If your content marketing generated $10,000 in sales and cost $2,000 to create, that’s an ROI of 400%:

(($10,000 - $2,000) / $2,000) * 100 = 400%

Although the math is simple, actually doing this exercise in real life is tricky, for a few reasons. The most important: it’s pretty hard to put a dollar value on every single benefit of your content marketing.

I’ll explain why, and then show you 3 practical methods for quickly working out your content marketing ROI.

If you want to talk convincingly about ROI to your boss or your clients, it helps to understand these three points:

If all of your content marketing is outsourced from freelancers or agencies, it’s relatively easy to work out how much it costs: it’s the amount they bill you.

If you have an entirely in-house team, with team members dedicating 100% of their effort to content, costs are similarly straightforward: it’s their salaries.

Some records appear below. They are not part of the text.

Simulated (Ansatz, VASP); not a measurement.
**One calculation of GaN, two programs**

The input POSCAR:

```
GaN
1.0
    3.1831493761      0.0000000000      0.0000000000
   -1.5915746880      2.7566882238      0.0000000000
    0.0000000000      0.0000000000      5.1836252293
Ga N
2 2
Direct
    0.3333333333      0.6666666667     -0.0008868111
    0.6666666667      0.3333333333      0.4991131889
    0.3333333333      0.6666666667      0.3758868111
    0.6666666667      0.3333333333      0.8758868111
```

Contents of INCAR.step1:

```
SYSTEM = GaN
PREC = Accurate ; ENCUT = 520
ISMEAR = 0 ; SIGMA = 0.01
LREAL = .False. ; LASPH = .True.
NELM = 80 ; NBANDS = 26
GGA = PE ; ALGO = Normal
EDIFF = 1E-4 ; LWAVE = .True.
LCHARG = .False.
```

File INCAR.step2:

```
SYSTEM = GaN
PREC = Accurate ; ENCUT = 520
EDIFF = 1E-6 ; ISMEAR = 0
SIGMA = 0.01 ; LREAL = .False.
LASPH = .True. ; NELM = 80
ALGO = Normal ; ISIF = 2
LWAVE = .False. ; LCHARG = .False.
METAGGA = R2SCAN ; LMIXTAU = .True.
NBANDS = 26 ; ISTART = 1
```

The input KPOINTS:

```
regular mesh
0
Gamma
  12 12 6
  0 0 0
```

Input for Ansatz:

But things can get a little complicated if you source content from multiple sources (like a combination of freelancers, agencies, and in-house team members), or if multiple people contribute to your content in relatively small ways (like a designer dedicating a third of their time to content, and two thirds to product marketing).

But this is still simple compared to our next complication:

The most obvious benefit of content marketing: it attracts new customers. We can theoretically add up all the new customers who found and bought our product because of our content marketing, and work out how much money they spent (I explain how in the next section).

But content has lots of other benefits that are less easy to measure. It can:

Many of these benefits are virtually invisible—how do you measure support queries that content stopped from existing?—but very real. No matter how you calculate ROI, there’s a good chance you’ll be undervaluing its impact.

Which brings us to our next complication:

Working out the role content played in a sale is called “attribution”, and it’s pretty tricky to pin down.

Did someone convert because of an article or in spite of it? When they read multiple articles, which had the biggest impact? If someone buys because of an advert, should we still credit the blog post they read beforehand?

Customer journeys are also rarely as straightforward as we’d hope. One person might read 50 articles and never buy anything; another might read a single article, disappear for a year, and immediately buy. What role did content play in those journeys?

There are different ways of measuring attribution to help with some of this uncertainty:

  • First-touch attribution credits the first piece of content a visitor engages with before converting.
  • Last-touch attribution credits the last piece of content.
  • Multi-touch attribution tries to credit every piece of content that was involved in the buying process.

But in all cases, attribution is never perfect: we just can’t measure every interaction someone has with our content.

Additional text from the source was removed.